The respondent filed a counter contending that the settlement deed is a cloak to drive out the respondent from the building that the first petitioner alone is the owner of property and that she is the person entitled to receive the rents and as such owner, the first petitioner alone can maintain the application but, the petition has been filed not for her occupation, but for the occupation of her daughter and therefore, the application is not maintainable. The trial court dismissed the application holding that the petition is not bona fide. The petitioners filed H.R.A. No. 602 of 1970 against the order of the Court of Small Causes, Madras and the learned Judge, while holding that the premises was required bona fide for owner's occupation held that the petition is not maintainable at the instance of the second appellant and hence dismissed the appeal.
The petitioners have filed the above revision petition and the contention raised on behalf of the petitioners is that under the settlement deed, the second petitioner is entitled to the suit house although the first petitioner had the right to receive the rents during her lifetime and on the finding of the appellate authority that the petitioner's application is bona fide, their claim for owner's occupation ought to have been allowed. There is considerable force in the above contention. The respondent's learned counsel, on the other hand, contends that on a proper construction of the settlement deed, the deed will become operative only on the death of the first petitioner and therefore, the present application is not maintainable. On a proper construction of the settlement deed, it appears to me that the deed is effective from the date of its execution and putting the second petitioner in symbolic possession of the property and that there can be no objection to the maintainability of the present application by the second petitioner.
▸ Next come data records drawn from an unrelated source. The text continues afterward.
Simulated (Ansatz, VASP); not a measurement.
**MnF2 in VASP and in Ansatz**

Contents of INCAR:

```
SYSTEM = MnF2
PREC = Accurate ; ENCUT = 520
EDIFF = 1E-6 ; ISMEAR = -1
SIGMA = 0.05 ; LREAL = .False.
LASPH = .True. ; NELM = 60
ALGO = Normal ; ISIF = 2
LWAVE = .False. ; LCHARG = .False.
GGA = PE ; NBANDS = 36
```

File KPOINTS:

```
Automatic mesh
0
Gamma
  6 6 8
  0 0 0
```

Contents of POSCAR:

2. The learned counsel for the petitioners, referred me to the decision in Kolandaively chettiar v. Koolavana chettiar, 1961-1 Mad LJ 184, wherein Venkatadri J., had to consider the scope of Section 7(3)(a) of Act XXV of 1949 corresponding to the present Section 10(3)(a)(i) of Act XVIII of 1960. The learned judge held that the expression, ' for his own occupation' in Section 7(3) of the Act cannot be restricted only to the occupation of the landlord himself but should be interpreted to include the landlord's family and dependents.
3. In K. L. Kangu v. Ahmedunnissa Begum, 1963 1 mad LJ 97, Veeraswami J., as he then was, followed the above judgment of Venkatadri J., and the learned Judge held that, what is meant by the words, 'his own occupation' or 'if he requires' is that the requirement is not that of a stranger. It is not necessary to attract those words that the need should be personal to the landlord. The need of close relations who happen to live with the landlord or landlady may well satisfy the words 'his own occupation' or 'if he requires.' In coming to the said conclusion, the learned Judge justified his conclusion by referring to the social custom, habits, usage and practice of the particular community to which the parties belonged.
4. In K. R. Saraswathi v. Vadivelu Chettiar, : AIR1968Mad70 , Ramaprasada Rao J., had occasion to interpret Section 10(3)(a)(iii) of the Act and the learned Judge followed the two decisions referred to above.
5. In the above circumstances, the view of the Appellate Authority that the petition is not maintainable at the instance of the second petitioner cannot be supported. In the result, the civil revision petition is allowed and there will be no order as to costs. The respondent will be given four months' time to vacate.